Description Frans Pop 2008-09-12 02:42:02 UTC
Latest working kernel version: Unknown
Earliest failing kernel version: Unknown; first seen with 2.6.27-rc4
Distribution: Debian
Hardware Environment: HP Compaq 2510p laptop
Software Environment: Debian unstable

Problem Description:
Most of the time the laptop resumes perfectly from suspend, but sometimes (about 1 in 5-10 times) it fails to resume fairly early (with the display still off). Only solution at that point is a hard power off.

I've used pm_trace to try to find out the cause of the failure. That gave:
  Magic number: 0:983:221
  hash matches drivers/base/power/main.c:350
e1000e 0000:00:19.0: hash matches
rtc_cmos 00:06: setting system clock to 2020-12-11 09:12:26 UTC (1607677946)

So it looks like the e1000e device or driver is the cause.
(Line 350 in power/main.c has 'TRACE_RESUME(0);'.)

This was with e1000e compiled into the kernel (as I wanted to use netconsole for another issue), but I've also seen the failure with e1000e modular.
I will now make e1000e modular again and unload it before suspending to see if that makes resume stable.

Note that the eth0 NIC is unused (no cable connected). I use the wireless NIC instead.
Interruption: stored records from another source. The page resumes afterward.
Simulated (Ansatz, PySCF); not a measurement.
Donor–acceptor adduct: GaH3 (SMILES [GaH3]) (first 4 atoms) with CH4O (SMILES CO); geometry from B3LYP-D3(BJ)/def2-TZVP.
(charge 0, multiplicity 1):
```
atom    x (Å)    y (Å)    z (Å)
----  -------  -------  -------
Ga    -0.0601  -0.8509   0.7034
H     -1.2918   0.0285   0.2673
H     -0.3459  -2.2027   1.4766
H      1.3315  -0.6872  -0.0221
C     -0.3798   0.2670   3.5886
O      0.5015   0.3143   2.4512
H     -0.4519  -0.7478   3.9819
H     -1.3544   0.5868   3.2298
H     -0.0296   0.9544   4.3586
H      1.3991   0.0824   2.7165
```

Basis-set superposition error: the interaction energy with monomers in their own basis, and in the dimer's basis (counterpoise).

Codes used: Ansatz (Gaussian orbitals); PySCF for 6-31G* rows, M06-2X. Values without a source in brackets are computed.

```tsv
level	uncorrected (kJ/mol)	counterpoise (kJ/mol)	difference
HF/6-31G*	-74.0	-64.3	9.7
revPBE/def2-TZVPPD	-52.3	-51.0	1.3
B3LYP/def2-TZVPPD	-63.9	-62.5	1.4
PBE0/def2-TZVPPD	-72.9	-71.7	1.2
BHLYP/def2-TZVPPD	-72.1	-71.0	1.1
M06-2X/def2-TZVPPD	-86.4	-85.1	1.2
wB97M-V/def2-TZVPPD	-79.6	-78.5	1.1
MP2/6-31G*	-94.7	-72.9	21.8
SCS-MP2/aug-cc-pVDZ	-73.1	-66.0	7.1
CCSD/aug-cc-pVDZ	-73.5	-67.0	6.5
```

Suggestions how to do further tracing or instrumentation would be very welcome.
Comment 1 Anonymous Emailer 2008-09-12 09:05:30 UTC
Reply-To: akpm@linux-foundation.org


(switched to email.  Please respond via emailed reply-to-all, not via the
bugzilla web interface).

On Fri, 12 Sep 2008 02:42:03 -0700 (PDT) bugme-daemon@bugzilla.kernel.org wrote:

> http://bugzilla.kernel.org/show_bug.cgi?id=11545
> 
>            Summary: e1000e: Sometimes causes resume from suspend to RAM to
>                     fail
>            Product: Drivers
>            Version: 2.5
>      KernelVersion: 2.6.27-rc6
>           Platform: All
>         OS/Version: Linux
>               Tree: Mainline
>             Status: NEW
>           Severity: normal
>           Priority: P1
>          Component: Network
>         AssignedTo: jgarzik@pobox.com
>         ReportedBy: elendil@planet.nl
>                 CC: rjw@sisk.pl
> 
> 
> Latest working kernel version: Unknown
> Earliest failing kernel version: Unknown; first seen with 2.6.27-rc4
> Distribution: Debian
> Hardware Environment: HP Compaq 2510p laptop
> Software Environment: Debian unstable
> 
> Problem Description:
> Most of the time the laptop resumes perfectly from suspend, but sometimes
> (about 1 in 5-10 times) it fails to resume fairly early (with the display
> still
> off). Only solution at that point is a hard power off.
> 
> I've used pm_trace to try to find out the cause of the failure. That gave:
>   Magic number: 0:983:221
>   hash matches drivers/base/power/main.c:350
> e1000e 0000:00:19.0: hash matches
> rtc_cmos 00:06: setting system clock to 2020-12-11 09:12:26 UTC (1607677946)
> 
> So it looks like the e1000e device or driver is the cause.
> (Line 350 in power/main.c has 'TRACE_RESUME(0);'.)
> 
> This was with e1000e compiled into the kernel (as I wanted to use netconsole
> for another issue), but I've also seen the failure with e1000e modular.
> I will now make e1000e modular again and unload it before suspending to see
> if
> that makes resume stable.
> 
> Note that the eth0 NIC is unused (no cable connected). I use the wireless NIC
> instead.
> 
> Suggestions how to do further tracing or instrumentation would be very
> welcome.
> 
Comment 2 Frans Pop 2008-09-16 10:55:52 UTC
After making sure the e1000e module is unloaded before suspending I'm still seeing the failure to resume. I've just captured another occurrence and this time I get:
Magic number: 4:989:661
block ram14: hash matches
acpi PNP0C0A:00: hash matches

PNP0C0A is the battery...

I'm totally lost here. Any help would be appreciated.
Comment 3 Frans Pop 2008-12-04 03:15:34 UTC
References: http://marc.info/?l=linux-kernel&m=122818451003644&w=4

*** This bug has been marked as a duplicate of bug 12121 ***